We must turn to Jesus too. Do you recognise what Jesus did? He was not discouraged at all. Jesus took what was there, gave thanks, broke or shared it as the other Gospels say. And he got his friends to distribute it. These four steps are the mystery behind Jesus’ power:

  1. He accepts and takes even the little what he receives as gift
  2. He gives thanks and makes use of the powerful attitude of gratitude
  3. He breaks for sharing and thus changes what he received in grateful generosity
  4. He involves others in distributing or sharing.

We find these four steps of Jesus in many variations. Just open and read the Gospel of Matthew 14:13-21, Mark 6:32-44 and Luke 9:10-17. And we celebrate and repeat them literally at Mass. The Gospels always state the outcome: that the people got their fill and began to believe. Sharing scarce resources like Christ brings life and awakens faith.

I believe that we will be satisfied. That is if we follow the example of Jesus. We can work wonders if we deal gratefully and generously with the little that we have. And we give an example of the power of Christ working in us.

Let us be grateful for the priests, the 215 SCCs, the 800 leaders, the sodalities, the presbyteries … you name it. Let us pray in thanksgiving for them – right now! -– And in gratitude we can continue:

Let us become creative like Jesus by “sharing” these assets, by making them available for many in many different ways:

  • Let us share the priests in the best ways – we can combine Masses on Sundays, we can arrive more punctually, we can use weekdays for Masses in small communities/outstations
  • Let us share in efficient ways the priests with diocesan tasks so that all communities in the diocese benefit from their wisdom. – I hear that their service is appreciated.
  • Please share your talents by getting involved and qualified through training – all of you are needed and called by baptism and confirmation.
  • Let us share and develop the giftedness of our many leaders through ongoing formation.
  • Administer our assets with the PFCs in a clever and wise way.
  • Let us share our faith and nourish it in the SCCs with well trained leaders.

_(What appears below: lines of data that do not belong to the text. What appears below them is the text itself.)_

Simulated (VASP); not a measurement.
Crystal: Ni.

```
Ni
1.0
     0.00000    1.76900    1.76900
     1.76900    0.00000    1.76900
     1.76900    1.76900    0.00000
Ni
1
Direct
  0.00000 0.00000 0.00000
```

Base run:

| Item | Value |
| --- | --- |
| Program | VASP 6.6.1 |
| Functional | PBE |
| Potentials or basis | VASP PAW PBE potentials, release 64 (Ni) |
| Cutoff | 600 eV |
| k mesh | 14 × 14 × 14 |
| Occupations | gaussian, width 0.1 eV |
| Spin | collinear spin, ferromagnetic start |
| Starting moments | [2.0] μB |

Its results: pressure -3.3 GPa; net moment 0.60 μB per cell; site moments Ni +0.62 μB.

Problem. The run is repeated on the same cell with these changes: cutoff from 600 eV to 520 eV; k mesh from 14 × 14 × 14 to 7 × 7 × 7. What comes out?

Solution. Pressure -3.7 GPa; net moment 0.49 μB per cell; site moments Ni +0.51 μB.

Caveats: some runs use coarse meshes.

When sharing Jesus took care that nothing got lost. Everything was carefully collected and could serve still more people. Let us follow Jesus and not waste anything:

  • Make sure that you turn up for the training offered by the priests. Don’t make them come in vain.
  • Attend the Masses celebrated on Sundays – this day is for the glory of the Lord.
  • Keep our assets in a good shape and repair what is broken.

Please remember always that Jesus like the priests was not at every place at every time. But wherever he went the people turned up and he could effectively do what he was sent for by his heavenly Father. So please use these times when the priests are with you. They are there for you!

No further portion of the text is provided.